My seventh grade English teacher had a big chart on her wall that some past class had made, with literary and intellectual movements stacked on top of each other, with their themes and what they were reacting against in the past movement. The writers of the Enlightenment were reacting against the religiosity and irrationalism of the medieval period, the Romantics were reacting against how boring the Enlightened rationalists were, Realism reacted against how goofy the Romantics were, Modernism and Absurdism reacted against Realism's limitations, etc. An extremely Hegelian view of literature. Everything exists within a context.

When you start editing original texts, you get stuff like this. The old teen girl book series Pretty Little Liars has been "updated" in the latest releases, including e-books apparently purchased in the past and stored in the cloud, to include modern references. At least, that's the stuff girls noticed, I wouldn't be surprised if slurs that would have been mildly edgy in 2003 were edited out in 2020. Now I'll grant you that PLL isn't a core work of the literary canon, but the only way this kind of thing doesn't happen is if people at least try to prevent it. I don't want to be hunting for particular editions of a book to make sure it's the real text and not recent politically correct innovations.

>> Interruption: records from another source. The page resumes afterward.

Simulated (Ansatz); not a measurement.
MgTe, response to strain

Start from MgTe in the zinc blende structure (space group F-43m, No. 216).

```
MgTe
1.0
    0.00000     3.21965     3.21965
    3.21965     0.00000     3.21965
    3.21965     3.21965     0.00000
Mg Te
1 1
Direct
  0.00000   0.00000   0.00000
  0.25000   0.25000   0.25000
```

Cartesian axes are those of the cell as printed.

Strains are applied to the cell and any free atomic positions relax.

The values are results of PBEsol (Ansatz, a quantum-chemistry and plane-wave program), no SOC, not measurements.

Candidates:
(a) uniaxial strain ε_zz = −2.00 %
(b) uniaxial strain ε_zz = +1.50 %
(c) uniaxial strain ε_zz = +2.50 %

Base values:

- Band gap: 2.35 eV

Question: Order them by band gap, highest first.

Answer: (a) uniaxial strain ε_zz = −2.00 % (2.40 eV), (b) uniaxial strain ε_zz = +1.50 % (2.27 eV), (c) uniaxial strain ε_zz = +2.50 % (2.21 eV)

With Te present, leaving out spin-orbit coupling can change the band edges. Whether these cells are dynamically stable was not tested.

Austen is much more accessible to the modern reader than the KJV or Hamlet, and reading things like Pride and Prejudice will prepare you for reading Shakespeare.

Funny, I would hard disagree on the Shakespeare point. Sure, there will be even more words you have to look at the footnotes for, but Shakespeare's plays are written to be performed on stage, generally in a simple and natural meter, which inherently limits sentence length and complexity. Having trouble with To Be or Not To Be? Just read it like you were speaking it. Austen and the later Victorian novelists are the result of a tradition continually building on Shakespeare's English, making it more structurally complex and verbose to fit a reading public rather than a theatre audience (if nothing else, if you look at Victorian novelists, their most kudzu sentences are generally physical descriptions of a scene, which Shakespeare doesn't do much. Marlowe, yes, but rarely Shakespeare).